Let's fit a model that predicts first-pass reading time from word frequency:

In [None]:
import statsmodels.api as sm
import statsmodels.formula.api as smf

model = smf.ols("RTfirstpass ~ word_freq", data=reading_measures)
results = model.fit()
results.summary()

`ols` means _ordinary least squares_, which refers to the method used to optimize the model parameters.

In the upper part of the summary, you can see the $R^2$ (proportion of explained variance) and the log-likelihood, which can be used as metrics for how well the model fits the data. $R^2$ is 0.043, meaning that this model can explain 4.3% of the variance in the first-pass reading times.

You can also see the two parameters (the `Intercept` and the slope for `word_freq`) listed in the lower part of the summary, with several interesting values:

- `coef`: the maximum likelihood estimate of the parameter/coefficient
- `std err`: the standard error, representing the uncertainty in the parameter value
- `t`: the t-statistic, which can be used to test the hypothesis that `coef != 0`
- `P>|t|`: the p-value for the t-test
- `[0.025 0.975]`: the 95% confidence interval; if 0 is outside this interval, the null hypothesis `coef == 0` can be rejected at the 0.05 level

Based on these values, we can conclude:
- The effect of word frequency are significantly larger than zero at $p < 0.001$.
- The effect of word frequency is negative, meaning that more frequent words take less time to read in the first pass.
- For every additional frequency percentage point, reading time increases on average by about 24 ms.

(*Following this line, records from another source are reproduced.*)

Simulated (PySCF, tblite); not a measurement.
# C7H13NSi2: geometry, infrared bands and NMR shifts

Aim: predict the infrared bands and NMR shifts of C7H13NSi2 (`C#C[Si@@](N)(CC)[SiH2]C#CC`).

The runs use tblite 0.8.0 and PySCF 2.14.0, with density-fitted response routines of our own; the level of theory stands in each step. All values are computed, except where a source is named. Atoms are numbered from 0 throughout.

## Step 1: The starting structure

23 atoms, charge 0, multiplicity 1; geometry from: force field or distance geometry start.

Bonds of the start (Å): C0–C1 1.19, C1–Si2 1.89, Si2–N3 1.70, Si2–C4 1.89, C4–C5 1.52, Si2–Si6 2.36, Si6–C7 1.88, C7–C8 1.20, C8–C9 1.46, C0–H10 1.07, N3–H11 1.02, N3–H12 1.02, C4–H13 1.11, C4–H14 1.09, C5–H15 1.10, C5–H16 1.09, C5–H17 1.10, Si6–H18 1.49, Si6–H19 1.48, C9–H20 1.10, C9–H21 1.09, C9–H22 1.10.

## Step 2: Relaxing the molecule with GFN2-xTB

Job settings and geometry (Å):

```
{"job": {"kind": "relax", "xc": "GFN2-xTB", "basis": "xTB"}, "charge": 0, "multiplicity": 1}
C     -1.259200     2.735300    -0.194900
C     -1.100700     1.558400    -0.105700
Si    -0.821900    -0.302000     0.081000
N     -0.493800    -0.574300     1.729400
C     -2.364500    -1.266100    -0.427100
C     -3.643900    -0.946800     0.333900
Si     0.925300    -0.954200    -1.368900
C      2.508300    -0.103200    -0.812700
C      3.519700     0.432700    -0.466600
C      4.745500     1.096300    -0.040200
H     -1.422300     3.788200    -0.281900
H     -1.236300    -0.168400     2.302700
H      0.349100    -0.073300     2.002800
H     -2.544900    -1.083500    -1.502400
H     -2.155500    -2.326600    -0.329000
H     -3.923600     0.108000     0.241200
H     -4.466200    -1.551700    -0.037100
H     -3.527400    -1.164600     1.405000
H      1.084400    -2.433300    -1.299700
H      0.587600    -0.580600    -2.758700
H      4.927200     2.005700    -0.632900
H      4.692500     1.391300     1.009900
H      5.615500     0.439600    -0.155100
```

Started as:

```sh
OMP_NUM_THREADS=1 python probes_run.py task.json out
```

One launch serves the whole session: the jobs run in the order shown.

Let's plot the model's predictions to check how well they match the observed reading times:

In [None]:
sm.graphics.plot_fit(results, "word_freq")
plt.show()

We can also plot the residuals (i.e., the error term for each data instance):

In [None]:
plt.hist(results.resid, bins=50)
plt.xlabel("Error")
plt.show()

Our linear model assumes that the error terms are normally distributed, but clearly, this is not the case here. Apparently, our linear model does not fit the data very well. Here are some things you could try to improve it:

- Log-transform the independent or the dependent variable
- Removing data points where the word was skipped and only modeling the words that were actually fixated
- Averaging the reading measures over all subjects (to get rid of the between-subject variance)

> **NOTE:** The log-likelihood is only comparable between two models when they were fitted on the same data. Transforming the data is fine, but if you remove or aggregate data points, you will have to use other criteria for model comparison.

In [None]:
# TODO: Modify the dataset, fit a new model, and visualize the results

### Linear mixed-effects model

Some readers might generally read faster than others, and some readers' reading speed might be more affected by word frequency than others'. To account for this variability between subjects, we can use a linear mixed-effects model.

For this model, we are grouping our dataset by subjects and adding a random intercept $\gamma_{0,subj}$ for each group:

$y = \beta_0 + \beta_1 wordfreq + \gamma_{0,subj} + \epsilon$

In [None]:
model = smf.mixedlm(
    "RTfirstpass ~ word_freq", data=reading_measures, groups=reading_measures["subj_nr"]
)
results = model.fit()
results.summary()

In addition to the fixed intercept and slope as before, the summary also shows the variance for the random intercept (`Group Var`). This represents the amount of variability between subjects.

Note that there are no p-values or confidence intervals for the random intercepts, because random effects are typically only "nuisance parameters" to get rid of the variance that is not relevant for our hypothesis.

Let's visualize the regression lines for the first two subjects:

In [None]:
import numpy as np

x = np.array([min(reading_measures["word_freq"]), max(reading_measures["word_freq"])])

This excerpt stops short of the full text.